Gov. Bruce Rauner signed into law a $38.5 billion bipartisan compromise budget that holds the line on taxes, increases funding for education, curbs spending and creates a new adoption tax credit that will make it less costly for Illinois parents to adopt children.
"For the first time in years, we have an opportunity to manage our way into balance, and we don't have to dip into the pockets of overtaxed Illinoisans to do it," Rauner said. "Balance is in reach because we were able to accomplish $445 million of pension reform and the economy is stronger thanks to federal tax reform, and we are benefiting from an unexpected boost in tax receipts."
"I'm signing this legislation because it is a step in the right direction, but it is not perfect," he said. "We have a lot of work to do before we fully restore the state's fiscal integrity. We still need to enact reforms that bring down the cost of government, make the state friendlier to job creators, and ignite our state economy so it grows faster than government spending."
The bulk of the FY19 plan was laid out months ago when the Governor gave his budget address to the General Assembly on Valentine's Day. It was there that he framed his chief goals for the upcoming fiscal year: spending within our means, and no new taxes.
Sen. Dale Righter (R-Mattoon) said, "Today is a good day for Illinois. This budget is a true, bipartisan effort that respects taxpayer dollars and sets Illinois on a better fiscal path. Illinois still must address the need to pass pro-growth, pro-jobs reforms that can fundamentally change Illinois' fiscal and economic future for the better."
"I commend Gov. Rauner for his leadership in helping get us a budget we can balance," said Senate Republican Leader Bill Brady.
"This balanced budget was a bipartisan compromise that contains no new taxes and includes full year funding with appropriations for those who rely upon us - schools, universities, corrections, seniors, families, children and the underprivileged," House Republican Leader Jim Durkin said. "I have always said we can achieve great things when we respect the priorities and principles of our counterparts and with this new framework I look forward to accomplishing more reforms for the state of Illinois."
The General Assembly adopted many of the governor's key agenda items. He listed some of them during a press conference attended by legislative leaders, sponsors and budget negotiators.
Rauner and the Republican leaders staved off $1 billion in spending increases by aggressively managing agency budgets and tabling $500 million in spending increase proposals. That's a billion and a half dollars in much-needed spending restraint, officials said
The budget fully funds the new evidence-based formula the administration introduced in 2015 and signed into law last summer. There's $350 million in new K-12 dollars, which is up $1.4 billion since 2015, and $50 million for Early Childhood Education, which is up $200 million since 2015. AIM HIGH scholarships get $50 million to encourage Illinois high grads to attend Illinois universities. The MAP grant program is funded for four years. Colleges get $25 million of new money and the tuition tax credit program stays intact.

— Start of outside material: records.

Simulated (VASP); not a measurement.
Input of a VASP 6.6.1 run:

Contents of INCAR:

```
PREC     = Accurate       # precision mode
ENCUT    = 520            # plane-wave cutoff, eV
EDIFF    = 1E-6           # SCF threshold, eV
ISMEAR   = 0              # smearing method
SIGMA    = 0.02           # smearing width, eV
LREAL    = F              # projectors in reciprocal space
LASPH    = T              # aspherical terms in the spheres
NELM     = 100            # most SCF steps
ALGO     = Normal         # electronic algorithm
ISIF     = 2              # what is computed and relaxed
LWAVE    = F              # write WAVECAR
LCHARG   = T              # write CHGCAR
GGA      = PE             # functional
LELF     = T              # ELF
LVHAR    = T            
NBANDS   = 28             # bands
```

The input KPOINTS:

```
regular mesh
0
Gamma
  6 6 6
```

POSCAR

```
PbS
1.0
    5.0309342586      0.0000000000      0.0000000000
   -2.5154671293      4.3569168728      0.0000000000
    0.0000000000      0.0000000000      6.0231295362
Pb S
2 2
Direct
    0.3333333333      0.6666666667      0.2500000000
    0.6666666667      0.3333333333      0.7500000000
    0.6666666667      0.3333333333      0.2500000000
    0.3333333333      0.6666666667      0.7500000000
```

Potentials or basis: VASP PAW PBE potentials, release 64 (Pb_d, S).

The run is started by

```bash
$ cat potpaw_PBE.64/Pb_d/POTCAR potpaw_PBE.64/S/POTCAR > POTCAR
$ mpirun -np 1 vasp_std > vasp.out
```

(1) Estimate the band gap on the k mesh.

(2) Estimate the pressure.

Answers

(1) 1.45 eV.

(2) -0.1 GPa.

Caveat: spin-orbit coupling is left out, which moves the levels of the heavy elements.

The legislature addressed pension costs by making some modest reforms that will reduce long-term liabilities and save $445 million this year.
Rauner said he was "particularly proud" of the work on his measure to create tax credits to encourage more adoptions by Illinois parents. Parents who can provide stable, loving homes for needy children can qualify for tax credits up to $5,000 per child.
"This budget cuts more than a billion dollars in spending while investing in critical components of Illinois future, like: K-12 and higher education," said Sen. Chapin Rose (R-Mahomet). "While more work remains to put Illinois on a path to true fiscal health, a balanced budget with no more tax hikes is a good start."